This blog entry comes from Vision 2020 Alabama Delegate Janet Beilstein who helped to coordinate a workshop to encourage women to run for office at Auburn University as part of her State Initiative. Want to share news about your State Initiative? Send your blog entries to Vision firstname.lastname@example.org.
On May 6, the first “Alabama Women Running and Winning” workshop was held at Auburn University. Three organizations cosponsored the event – Vision 2020, “Ready to Run,” and the Women’s Leadership Institute of Auburn University and 28 participants attended. Organizations represented by participants included Alabama Citizens for Constitutional Reform, the Alabama Women’s Initiative, AAUW, and the Center for American Women in Politics (CAWP), as well as Women of Will, the Leading Edge Institute, and the Political Institute for Women among others.
The workshop opened with Dr. Barbara Baker, Executive Director of the Auburn University Women’s Leadership Institute, offering welcoming remarks and segued into Vision 2020 Alabama Delegate Janet Beilstein showing Vision 2020’s anthem, explaining the five National Goals Vision 2020 has set for the year 2020 and presenting her Vision 2020 State Initiative, which involves getting more women elected to public office. Audrey Salgado, Alabama Representative to the 2012 Project, spoke about “Maneuvering the Process.” Kathy Kleeman, Senior Communications Officer at CAWP, spoke about the 2012 Ready to Run project, which trains women to run for public office and offers specific training programs for African-America, Hispanic and Asian-American candidates. Auburn Professor Robert French spoke about the importance of social media and elections.
After lunch, there was a panel discussion with representatives from the Republican, Democratic and Libertarian parties; none of the political parties offer any type of training for prospective candidates. In order to receive party funds, a candidate must first win the primary and hope that she receives funds that have not been previously allocated. Dr. Susan Parker, former Alabama Public Service Commissioner, discussed “Winning and Losing: The Ups and Downs of a Political Race,” and noted the importance of perseverance. Sometimes you win, sometimes you lose but in order to win you have to run – possibly several times, she said.

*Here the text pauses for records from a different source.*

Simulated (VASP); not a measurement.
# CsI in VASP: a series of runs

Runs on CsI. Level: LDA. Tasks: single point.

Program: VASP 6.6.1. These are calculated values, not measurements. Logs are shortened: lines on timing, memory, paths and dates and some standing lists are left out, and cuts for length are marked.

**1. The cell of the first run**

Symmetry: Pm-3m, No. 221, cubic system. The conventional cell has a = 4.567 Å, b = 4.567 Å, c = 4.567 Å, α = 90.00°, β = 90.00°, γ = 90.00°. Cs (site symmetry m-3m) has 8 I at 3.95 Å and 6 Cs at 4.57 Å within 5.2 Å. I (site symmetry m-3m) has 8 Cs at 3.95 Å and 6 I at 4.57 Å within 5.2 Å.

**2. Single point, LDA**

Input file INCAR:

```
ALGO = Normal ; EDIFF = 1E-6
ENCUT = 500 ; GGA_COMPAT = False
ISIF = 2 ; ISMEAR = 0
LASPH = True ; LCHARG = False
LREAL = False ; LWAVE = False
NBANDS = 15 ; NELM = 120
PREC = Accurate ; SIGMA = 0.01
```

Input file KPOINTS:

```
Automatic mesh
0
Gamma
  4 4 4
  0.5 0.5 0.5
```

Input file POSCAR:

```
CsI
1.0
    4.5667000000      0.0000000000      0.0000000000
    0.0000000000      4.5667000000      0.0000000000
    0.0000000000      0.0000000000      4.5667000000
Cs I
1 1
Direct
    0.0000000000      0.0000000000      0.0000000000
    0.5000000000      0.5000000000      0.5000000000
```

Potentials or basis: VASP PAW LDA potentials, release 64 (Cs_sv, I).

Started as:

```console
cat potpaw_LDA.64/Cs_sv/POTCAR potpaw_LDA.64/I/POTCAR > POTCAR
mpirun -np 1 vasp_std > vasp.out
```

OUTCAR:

During the discussion, a point was made that county executive committees of political parties often determine which candidate will run for which office in which district. In Alabama, there are very few women on county executive committees.
Another point that came up was certain barriers keep women from running for office. Redistricting and reapportionment often harm women in politics. Kathy Kleeman pointed out that women are often on the losing end when redistricting occurs. For example, in New Jersey, when redistricting took place, five of the seven incumbents who lost as a result were women. It’s important for women candidates and those supporting women candidates to attend the public hearings on reapportionment and redistricting in their counties to ensure that boundaries were no drawn in such a way that they disadvantaged women.
The day ended with participants breaking into discussion groups to plan the next steps in a call to action. Included in these next steps was a suggestion to put pressure on county executive committees to field more women candidates and support more women candidates. Another suggestion was to encourage women candidates to contact their county commissioner, the chairman of the party, and vetting committee to put pressure on them to get more qualified women candidates to run in districts.